Q1) Count-based bonuses as the only learning objective
We use the reward-free setting as a strategic choice to illustrate the POMDP argument and the optimality of history-based policies. By studying the non-stationarity of intrinsic rewards and framing it as a POMDP, we emphasize that even in the presence of task rewards, the joint objective formed by the combination of intrinsic and task rewards remains non-stationary.
It is crucial to note that the optimal policy for a joint objective involving both intrinsic and task rewards differs from the optimal policy when considering extrinsic rewards alone. When incorporating the intrinsic signal to shape task rewards, we effectively modify the MDP to facilitate the learning process, although with the trade-off of potentially obtaining policies that may not be optimal in the original task MDP. Importantly, the modified MDP, which integrates the joint objective of intrinsic and task rewards, remains non-stationary. Therefore, SOFE is applicable and beneficial in this context, addressing the challenges posed by non-stationarity and enabling agents to optimize efficiently for the joint objective.
We have modified the paper to better express that SOFE does not only work under the assumptions of count-based rewards being the only learning objective. Concretely, we have unified counts, pseudo-counts, and state-entropy maximization under the same framework and have provided more empirical evidence that SOFE provides performance gains when training on a joint objective of intrinsic+task rewards.
Please see lines 40-48, 256-263, 291-295, 310-314 and Table 1.
Q2) Freezing counts to stabilize the bonus
We acknowledge that this method can facilitate optimizing for the non-stationary count-based rewards. However, this approach diverges from the exact count-based exploration objective. In contrast, SOFE does not require any modifications to the count-based objective. Importantly, the optimal policies obtained with SOFE remain optimal for the original count-based objectives, as argued in Section 4 of the paper.
Please see lines 229-231.
Q3) SOFE & State-Entropy maximization
We thank the reviewer for raising this point. Even though the comparison between state-entropy maximization and count-based bonuses remains out of the scope of this paper (i.e. in terms of how much they facilitate state coverage and exploration for sparse reward tasks), we believe that SOFE can be easily applied to state-entropy maximization algorithms and provide orthogonal gains. We have now taken steps to show this for the Surprise-Maximizing algorithm [1] which fits a generative model over the state visitation distribution in order to compute its entropy and maximize it. We have modified several sections of the paper to better highlight the generality of SOFE, and have obtained empirical results that support our claims.
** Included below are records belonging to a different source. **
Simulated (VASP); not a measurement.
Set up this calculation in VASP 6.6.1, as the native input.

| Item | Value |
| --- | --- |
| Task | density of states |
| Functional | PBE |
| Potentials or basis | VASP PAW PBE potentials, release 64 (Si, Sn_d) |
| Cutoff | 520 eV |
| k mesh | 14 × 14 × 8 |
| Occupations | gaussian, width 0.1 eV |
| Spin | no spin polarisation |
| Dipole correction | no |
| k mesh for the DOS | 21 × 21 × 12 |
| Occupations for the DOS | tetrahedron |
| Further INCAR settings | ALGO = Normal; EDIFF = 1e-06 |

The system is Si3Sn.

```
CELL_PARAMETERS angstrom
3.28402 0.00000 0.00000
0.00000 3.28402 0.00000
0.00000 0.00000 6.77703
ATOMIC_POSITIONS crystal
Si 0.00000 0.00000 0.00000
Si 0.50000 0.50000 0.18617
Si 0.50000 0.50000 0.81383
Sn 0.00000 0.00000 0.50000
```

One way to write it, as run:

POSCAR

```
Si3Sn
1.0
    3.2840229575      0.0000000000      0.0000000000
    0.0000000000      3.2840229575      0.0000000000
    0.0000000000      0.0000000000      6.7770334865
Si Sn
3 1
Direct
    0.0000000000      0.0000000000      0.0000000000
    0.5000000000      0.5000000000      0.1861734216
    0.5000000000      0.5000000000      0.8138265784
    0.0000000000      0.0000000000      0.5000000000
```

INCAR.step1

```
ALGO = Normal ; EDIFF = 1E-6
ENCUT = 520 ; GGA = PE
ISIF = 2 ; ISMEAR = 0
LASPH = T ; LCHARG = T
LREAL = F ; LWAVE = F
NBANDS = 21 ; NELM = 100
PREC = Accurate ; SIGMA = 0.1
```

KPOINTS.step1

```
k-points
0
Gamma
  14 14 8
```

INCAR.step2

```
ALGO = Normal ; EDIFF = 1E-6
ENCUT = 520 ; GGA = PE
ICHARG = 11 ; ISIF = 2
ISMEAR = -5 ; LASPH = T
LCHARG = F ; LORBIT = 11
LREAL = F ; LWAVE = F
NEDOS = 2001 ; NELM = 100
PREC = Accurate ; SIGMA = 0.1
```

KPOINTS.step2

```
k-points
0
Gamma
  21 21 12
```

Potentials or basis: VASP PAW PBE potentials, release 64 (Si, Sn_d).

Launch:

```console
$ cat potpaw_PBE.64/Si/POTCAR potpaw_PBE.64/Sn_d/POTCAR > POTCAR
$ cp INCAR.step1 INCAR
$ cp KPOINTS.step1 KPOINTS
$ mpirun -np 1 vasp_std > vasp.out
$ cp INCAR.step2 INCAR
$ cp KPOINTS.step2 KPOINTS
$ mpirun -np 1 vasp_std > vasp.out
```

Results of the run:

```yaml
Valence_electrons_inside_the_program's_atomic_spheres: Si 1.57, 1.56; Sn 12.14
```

Please see lines 13-16, 54-58, 71-73, 92-93, Section 3.2.3, lines 291-295, Figure 5.
[1] Berseth, Glen, et al. "Smirl: Surprise minimizing reinforcement learning in unstable environments." arXiv preprint arXiv:1912.05510 (2019).
Q4) Related work to stabilize the intrinsic rewards
We thank the reviewer for suggesting we better contextualize our work with related previous works. As aforementioned and also suggested by other reviewers, we have now included a quantitative comparison between SOFE and DeRL.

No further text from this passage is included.